Depending on which paper you read this morning, the government’s work experience scheme is either heading for the plug hole or going from strength to strength. The Guardian has an editorial praising Cait Reilly, the geology graduate who fought the workfare scheme she found herself on, The Telegraph says workfare can ‘still do the job for Britain’, and The Sun carries a bullish piece by Iain Duncan Smith on why the scheme is not ‘slave labour’.
The problem is that everyone has managed to interpret yesterday’s Court of Appeal judgement as favouring their own view of the scheme. Reilly emerged yesterday with her lawyer to claim victory, but the Work and Pensions department seemed relatively unperturbed, too. This case was well-known for the claim that putting people on jobseeker’s allowance on placements in Poundland was ‘forced labour’, so the assumption was that the government had lost the case on this point. This would have ended the work experience scheme for good.
But the court judgement actually backs the schemes overall. It says:
‘A policy of imposing requirements on persons receiving a substantial weekly sum, potentially payable for life, is readily understandable. Equally, the means sought to achieve that end are understandable; claimants should be required to participate in arrangements which may improve their prospects of obtaining remunerative employment.’
It added that ‘the entitlement to receive the weekly sum should depend on’ claimants co-operating with the government’s attempts to help them seek employment.
Where the government fell down was on the technical point that it hadn’t described these schemes in its regulations, and those regulations were ruled unlawful. This is awkward for the government, but not terribly awkward, as the useful thing about regulations is they are easy to change. So before the day was out, ministers had already tabled new regulations on the government’s work experience programme, even though the department is appealing the judgement.
The real problem is that the department may, after this judgement, have to repay the benefits that it docked from those who refused to take part in these schemes. But a DWP spokeswoman was pretty bullish on this, too, arguing that she didn’t expect the government to have to pay this money in the end:
‘We have a range of options that we’ll bring before Parliament. We are just working through with lawyers on what we have to do.’

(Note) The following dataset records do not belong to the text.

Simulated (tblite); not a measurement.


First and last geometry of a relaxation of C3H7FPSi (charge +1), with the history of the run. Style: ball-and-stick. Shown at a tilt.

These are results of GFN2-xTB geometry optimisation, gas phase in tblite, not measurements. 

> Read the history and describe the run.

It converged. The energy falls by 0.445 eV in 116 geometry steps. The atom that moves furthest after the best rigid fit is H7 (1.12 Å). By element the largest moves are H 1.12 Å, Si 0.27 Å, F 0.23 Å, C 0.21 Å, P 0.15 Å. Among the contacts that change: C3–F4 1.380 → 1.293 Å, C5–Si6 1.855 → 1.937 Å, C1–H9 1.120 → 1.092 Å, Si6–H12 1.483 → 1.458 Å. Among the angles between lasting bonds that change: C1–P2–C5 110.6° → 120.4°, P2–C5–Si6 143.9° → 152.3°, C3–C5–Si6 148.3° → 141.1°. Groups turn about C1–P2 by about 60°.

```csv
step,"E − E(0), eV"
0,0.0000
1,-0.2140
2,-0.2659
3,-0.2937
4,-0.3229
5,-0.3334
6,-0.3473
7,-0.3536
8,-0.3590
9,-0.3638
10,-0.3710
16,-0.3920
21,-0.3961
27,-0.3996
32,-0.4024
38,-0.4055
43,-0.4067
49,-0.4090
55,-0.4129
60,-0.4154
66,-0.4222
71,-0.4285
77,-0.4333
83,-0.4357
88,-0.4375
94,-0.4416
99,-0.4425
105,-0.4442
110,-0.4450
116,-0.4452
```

So whether you view this as a victory or a loss for the government depends on your view of its welfare-to-work policies. If you disagree with the work experience scheme on the principle that paying someone benefits and expecting them to do work experience as a means of helping them into the workplace is ‘forced labour’, then you’ll be disappointed as this was rejected. You might be pleased that ministers have been ordered to tighten up the foundations for the scheme, and it isn’t helpful for the government to have weaknesses identified by a court. But if you expect this scheme to end as a result of Cait Reilly’s court action, then you probably need to re-read the judgement. If you’re a fan of the schemes, well, your biggest worry might be that the department still has a fight on its hands to avoid paying back the benefits. But the schemes are still here, and not heading down the plug hole any time soon.